Why LinkedIn changed their tech stack

How to learn a new codebase/language quickly. Future trends in software engineering. Technical choices in Java's implementation of Hash Tables and how they compare to other languages. And more!

Dec 10, 2021

Hey Everyone,

Today we’ll be talking about

Why LinkedIn changed their data analytics tech stack
- LinkedIn previously used third party proprietary platforms for their data analytics tech stack.
- This approach led to scaling problems and made it hard to evolve the systems.
- LinkedIn switched to using open source software and the Hadoop ecosystem.
Trends in Software Engineering - An interesting article on trends that are currently changing the way we develop software.
- Infrastructure as Code
- Progressive Web Applications
- Remote Work
- Python
Plus, a couple awesome tech snippets on
- How to learn a new codebase/language fast
- An awesome, free textbook on cryptography
- How Java implements HashMap
- How to learn mathematics with the asterisk method

We also have a solution to our last coding interview question, plus a new question from Microsoft.

Quastor Daily is a free Software Engineering newsletter sends out FAANG Interview questions (with detailed solutions), Technical Deep Dives and summaries of Engineering Blog Posts.

Evolving LinkedIn’s Analytics Tech Stack

Steven Chuang, Qinyu Yue, Aaravind Rao and Srihari Duddukuru are engineers at LinkedIn. They published an interesting blog post on transitioning LinkedIn’s analytics stack from proprietary platforms to open source big data technologies.

Here’s a summary

During LinkedIn’s early stages (early 2010s), they were growing extremely quickly. To keep up with this growth, they leveraged several third party proprietary platforms (3PP) in their analytics stack.

Using these proprietary platforms was far quicker than piecing together off-the-shelf products.

LinkedIn relied on Informatica and Appworx for ETL to a Data Warehouse built with Teradata.

ETL stands for Extract, Transfer, Load. It’s the process of copying data from various sources (the different data producers) into a single destination system (usually a data warehouse) where it can more easily be consumed.

illustration-of-linkedins-legacy-analytics-tech-stack

This stack served LinkedIn well for 6 years, but it had some some disadvantages:

Lack of freedom to evolve - Because of the closed nature of this system, they were limited in options for innovation. Also, integration with internal and open source systems was a challenge.
Difficulty in scaling - Data pipeline development was limited to a small central team due to the limits of Informatica/Appworx licenses. This increasingly became a bottleneck for LinkedIn’s rapid growth.

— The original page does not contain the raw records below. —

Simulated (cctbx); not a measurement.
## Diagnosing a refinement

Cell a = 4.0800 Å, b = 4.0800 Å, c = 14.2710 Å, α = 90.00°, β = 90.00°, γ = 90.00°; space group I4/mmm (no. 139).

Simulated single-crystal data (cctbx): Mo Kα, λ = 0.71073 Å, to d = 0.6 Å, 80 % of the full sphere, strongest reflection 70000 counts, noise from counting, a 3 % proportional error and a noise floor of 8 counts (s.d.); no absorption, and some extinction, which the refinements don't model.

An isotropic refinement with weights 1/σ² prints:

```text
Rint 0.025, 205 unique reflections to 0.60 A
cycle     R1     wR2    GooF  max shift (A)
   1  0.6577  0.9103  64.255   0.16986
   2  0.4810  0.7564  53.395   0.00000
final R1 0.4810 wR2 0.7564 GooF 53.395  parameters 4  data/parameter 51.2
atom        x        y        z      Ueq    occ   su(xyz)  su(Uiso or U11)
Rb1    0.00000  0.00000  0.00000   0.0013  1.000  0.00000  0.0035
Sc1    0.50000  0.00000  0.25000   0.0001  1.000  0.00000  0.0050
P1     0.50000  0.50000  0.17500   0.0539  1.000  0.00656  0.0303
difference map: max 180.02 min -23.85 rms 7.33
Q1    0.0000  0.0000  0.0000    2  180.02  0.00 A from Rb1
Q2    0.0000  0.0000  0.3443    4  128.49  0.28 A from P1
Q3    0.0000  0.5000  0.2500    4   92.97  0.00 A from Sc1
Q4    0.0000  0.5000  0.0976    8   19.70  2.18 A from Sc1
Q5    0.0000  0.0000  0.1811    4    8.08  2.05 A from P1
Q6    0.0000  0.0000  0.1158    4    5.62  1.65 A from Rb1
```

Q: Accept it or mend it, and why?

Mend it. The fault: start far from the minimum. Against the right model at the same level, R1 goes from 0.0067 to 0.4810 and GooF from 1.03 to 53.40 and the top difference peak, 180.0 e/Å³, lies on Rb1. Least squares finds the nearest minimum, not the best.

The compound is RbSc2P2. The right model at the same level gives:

These disadvantages motivated LinkedIn engineers to develop a new data lake (data lakes let you contain raw data without having to structure it) on Hadoop in parallel.

You can read about how LinkedIn scaled Hadoop Distributed File System to 1 exabyte of data here.

However, they did not have a clear transition process, and that led to them maintaining both the new system and the legacy system simultaneously.

Data was copied between the tech stacks, which resulted in double the maintenance cost and complexity.

illustration-of-maintaining-redundant-data-warehouses — Maintaining redundant systems led to unnecessary complexity

Data Migration

To solve this issue, engineers decided to migrate all datasets to the new analytics stack with Hadoop.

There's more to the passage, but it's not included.